Traffic infringements began to occur shortly after the first automobile was invented in the late 1880s with the first recorded traffic accident in 1891 and the first speeding arrest in 1899. By the early 1900s, police agencies were realizing that the automobile was here to stay, and with that would come a need for traffic enforcement. In 1904, an Ohio police officer issued the first paper traffic ticket. I suppose we could look back and say that was where the history of eTicketing truly began, but in reality, the history of eTicketing is quite a bit more recent.
In 1993, the PDF417 barcode was patented. The barcode was easy to scan with a simple linear scanner, could store a large amount of data, and was essentially ideal for placement on driver’s licenses. Law Enforcement agencies knew there was room for improvement in their current roadside ticketing processes.
“When I worked patrol, we spent so much time writing tickets, especially in cases with multiple violations or DWI arrests. By the time you got your copy, it wasn’t nearly as visible as the court copy. Plus, there was a safety issue having your head down doing all that writing. I used to get ‘jacked up’ because I didn’t write enough tickets”Pete, Retired Western NY Officer
How did the history of eTicketing change the landscape of roadside policing?
- Officers became safer. Statistics show that more time on the roadside results in a higher frequency of accidents, injuries, and deaths. eTicketing enables officers to complete citations in a small fraction of the time it used to take.
- Effective policing. No longer are officers spending their time completing and delivering paperwork to the county clerk’s office. Instead, they issue the eTicket and are back on patrol in minutes.
- Fewer errors. By eliminating handwritten tickets, agencies no longer have to worry about illegible handwriting, spelling mistakes, or other manual errors.
- Administrative efficiency. Electronic tickets are transmitted between departments and to the court instantly, versus the many-month delays agencies were seeing in the past. In the courtroom, fewer tickets are dismissed, so the courtroom process is much more efficient as well.

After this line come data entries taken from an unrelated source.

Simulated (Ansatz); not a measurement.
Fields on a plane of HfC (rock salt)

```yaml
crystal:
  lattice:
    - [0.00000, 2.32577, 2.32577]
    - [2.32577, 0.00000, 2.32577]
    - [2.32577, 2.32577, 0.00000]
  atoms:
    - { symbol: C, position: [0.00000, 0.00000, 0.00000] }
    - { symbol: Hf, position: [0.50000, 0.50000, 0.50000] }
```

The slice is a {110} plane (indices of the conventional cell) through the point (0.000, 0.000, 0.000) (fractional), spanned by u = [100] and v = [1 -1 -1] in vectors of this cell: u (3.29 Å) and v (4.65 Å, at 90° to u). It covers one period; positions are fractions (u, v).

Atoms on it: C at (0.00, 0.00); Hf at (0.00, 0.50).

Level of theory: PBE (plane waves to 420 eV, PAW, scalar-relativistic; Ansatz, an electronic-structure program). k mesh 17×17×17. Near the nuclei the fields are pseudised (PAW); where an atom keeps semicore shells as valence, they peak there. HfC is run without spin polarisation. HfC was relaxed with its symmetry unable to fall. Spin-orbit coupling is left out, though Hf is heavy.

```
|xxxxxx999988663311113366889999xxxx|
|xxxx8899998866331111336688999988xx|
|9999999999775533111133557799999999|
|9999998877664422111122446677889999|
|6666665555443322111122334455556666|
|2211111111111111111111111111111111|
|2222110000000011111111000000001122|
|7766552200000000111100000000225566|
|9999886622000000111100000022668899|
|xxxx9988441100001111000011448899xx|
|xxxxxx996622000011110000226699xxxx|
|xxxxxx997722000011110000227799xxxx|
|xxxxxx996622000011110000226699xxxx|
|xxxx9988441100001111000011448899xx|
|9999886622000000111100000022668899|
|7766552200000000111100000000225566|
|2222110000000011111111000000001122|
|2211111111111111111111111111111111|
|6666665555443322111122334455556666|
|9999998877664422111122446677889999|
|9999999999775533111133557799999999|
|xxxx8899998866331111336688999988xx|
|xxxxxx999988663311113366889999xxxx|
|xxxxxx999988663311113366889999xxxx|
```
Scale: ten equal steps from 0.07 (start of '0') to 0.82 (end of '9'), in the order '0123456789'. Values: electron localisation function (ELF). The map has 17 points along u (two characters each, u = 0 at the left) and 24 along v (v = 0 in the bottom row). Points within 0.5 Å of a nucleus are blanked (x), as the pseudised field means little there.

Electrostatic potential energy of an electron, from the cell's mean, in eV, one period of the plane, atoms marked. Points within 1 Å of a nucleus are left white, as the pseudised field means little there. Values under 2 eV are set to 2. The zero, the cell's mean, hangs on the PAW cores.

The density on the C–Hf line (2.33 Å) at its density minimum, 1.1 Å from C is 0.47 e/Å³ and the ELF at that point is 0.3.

The first PDF417 barcode scanners looked just like the standard barcode scanners you might see in the checkout line at Walmart. Big, bulky, trigger-style scanners that didn’t look like they belonged in a patrol car. Today’s most popular driver’s license scanners, much like the 4910LR Driver’s License Reader, are designed in the same style as a police radio mic. They are easily stored in the patrol car, scan driver’s licenses and vehicle registrations instantly, and automatically populate the barcoded information into the police agency’s software program for a ready-made report.
The history of eTicketing has come a long way since the first drivers entered the roadways in the 19th century. Although not all types of technology have caught on, eTicketing technology is a welcome addition to police agencies nationwide.